Rolling restarts seem extremely inconsistent

zombocom / puma_worker_killer

Automatically restart Puma cluster workers based on max RAM available

749 stars 77 forks source link

Rolling restarts seem extremely inconsistent #29

Closed swrobel closed 8 years ago

swrobel commented 8 years ago

Been noticing this going back to PWK 0.0.4 & Puma 2.x, but currently running PWK 0.0.5 & Puma 3.0.2

config/puma.rb

preload_app!

threads (ENV['THREADS'] || 2), (ENV['THREADS'] || 2)
workers (ENV['WORKERS'] || 2)

port        ENV['PORT'] || 3000
environment ENV['RACK_ENV'] || ENV['RAILS_ENV'] || 'development'

on_worker_boot do
  ActiveRecord::Base.establish_connection
end

config/initializers/puma_worker_killer.rb

PumaWorkerKiller.enable_rolling_restart if Rails.env.production?

Procfile

web: bundle exec puma -C config/puma.rb

App is on Heroku. I'll get a few restarts in a row, but, as I understand, it should be killing some workers every 60s. Logs from the last 6 hours, filtered for PWK entries:

schneems commented 8 years ago

as I understand, it should be killing some workers every 60s

Default is to restart workers every 12 hours

swrobel commented 8 years ago

OK, am I misreading this somehow?

schneems commented 8 years ago

Every 12 hours we'll start a rolling restart. The rolling restart kills 1 worker then it waits 60 seconds so that worker will come online and be able to service requests, then it kills the next. We do this so you don't lose too much capacity. Also the restart has a little jitter, all of your dynos shouldn't start restarting at the exact same time otherwise you'll lose a lot of throughput all at the same time.

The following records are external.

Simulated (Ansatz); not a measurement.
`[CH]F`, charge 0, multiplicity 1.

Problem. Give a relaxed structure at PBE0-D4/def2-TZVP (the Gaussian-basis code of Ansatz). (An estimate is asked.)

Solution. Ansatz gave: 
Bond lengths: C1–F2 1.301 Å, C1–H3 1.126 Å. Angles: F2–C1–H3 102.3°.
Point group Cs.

If you look at your different dynos you see that web.1 kills a worker at 16:15 and then again at 16:16. The same happens with dynos 1,2,3,& 4.

schneems commented 8 years ago

The rolling restart reap method is called by AutoReap here https://github.com/schneems/puma_worker_killer/blob/78934476d632813621ab2aef5d253fef0f5609fd/lib/puma_worker_killer.rb#L26-L27

swrobel commented 8 years ago

Great, thanks for clearing that up. I read this as indicating every 6 hours by default. I'd like to update the README to reflect that so you only have to answer this once :)

schneems commented 8 years ago

Whoops i meant every 6 hours by default https://github.com/schneems/puma_worker_killer/blob/78934476d632813621ab2aef5d253fef0f5609fd/lib/puma_worker_killer.rb#L10. Could you send me a documentation PR that calls this default out?